Jeffrey Rosen works in constitutional heaven.
The CEO and president of the National Constitution Center lives out what he called his life’s passion, discussing and moderating dialogue on modern constitutional arguments. Rosen will speak at 10:45 a.m. today in the Amphitheater, beginning this week’s morning lecture series on “The Ethics of Privacy.”
In his lecture, Rosen will focus on the constitutional ramifications of the proliferation of technology and subsequent increasing surveillance — a subject he has written on extensively as head of legal affairs for The New Republic and in his several books.
“I want to have a conversation that gives people a broad sense of the way that our social stations are being transformed by technology in the 21st century, why privacy matters and what can we do about it?” Rosen said.
According to Rosen, analyzing the Constitution’s place in the modern world will take interpretation to face the issues currently confronting the United States.
“This question of how to translate a constitution in the 18th century to take the challenge of 21st-century technology is vitally important, civically challenging and intellectually really engaging,” Rosen said.
Approaching the lecture from a constitutional — as opposed to a policy-based — perspective allows the audience to make its own decisions about the validity of arguments, Rosen said.
This non-partisan balance is at the heart of the National Constitution Center’s mission.
“It’s the only institution in America that is chartered by Congress to disseminate information about the U.S. Constitution on a non-partisan basis,” Rosen said. “We don’t debate policy issues, and we’re not interested in figuring out whether gun control or the right to choose is a good or bad thing as a policy matter.”
However, the journalist and trained legal commentator does hold a strong perspective on the right to privacy and growing surveillance by “faithless strangers.”
He said he believes public opposition will expand as technology becomes omnipresent with cheap recording devices and even cheaper data storage capacities.
“It’s a common refrain that technology is ubiquitous and people are comfortable with exposing details about themselves that would have been unthinkable years ago, so we should just assume we’re being watched 24/7,” he said.

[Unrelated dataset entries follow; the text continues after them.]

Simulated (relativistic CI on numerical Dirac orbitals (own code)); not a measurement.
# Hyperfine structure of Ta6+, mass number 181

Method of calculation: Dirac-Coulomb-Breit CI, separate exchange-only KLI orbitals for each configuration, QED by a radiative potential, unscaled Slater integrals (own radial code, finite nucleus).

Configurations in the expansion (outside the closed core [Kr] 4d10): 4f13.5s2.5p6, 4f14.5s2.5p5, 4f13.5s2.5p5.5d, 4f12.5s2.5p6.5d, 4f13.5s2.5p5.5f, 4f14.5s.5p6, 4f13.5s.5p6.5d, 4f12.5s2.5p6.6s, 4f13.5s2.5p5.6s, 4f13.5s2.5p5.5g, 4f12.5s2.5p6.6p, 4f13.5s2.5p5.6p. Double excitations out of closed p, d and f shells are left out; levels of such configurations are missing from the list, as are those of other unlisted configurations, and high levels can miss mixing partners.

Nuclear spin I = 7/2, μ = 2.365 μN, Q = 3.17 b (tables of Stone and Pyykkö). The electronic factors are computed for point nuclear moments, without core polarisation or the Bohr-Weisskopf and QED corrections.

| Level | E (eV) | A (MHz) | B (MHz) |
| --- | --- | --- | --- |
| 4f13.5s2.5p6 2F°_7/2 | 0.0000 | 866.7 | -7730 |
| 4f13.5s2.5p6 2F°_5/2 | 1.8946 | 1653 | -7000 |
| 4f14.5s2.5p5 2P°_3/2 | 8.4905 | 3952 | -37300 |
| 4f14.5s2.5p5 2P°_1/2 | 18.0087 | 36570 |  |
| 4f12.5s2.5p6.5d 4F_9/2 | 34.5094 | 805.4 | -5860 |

This attitude is not in line with many constitutional arguments against unwarranted searches and seizures — though some surveillance, especially in public spaces, has been ruled an exception to the Fourth Amendment.
“If people experience what it’s actually like to live in the panopticon, where everything they do is accessible to others without ability to control it, I think people will demand privacy,” Rosen said. “The possibility of 24/7 tracking in public places becomes real — and that is a form of transparency that citizens are not going to want to tolerate.”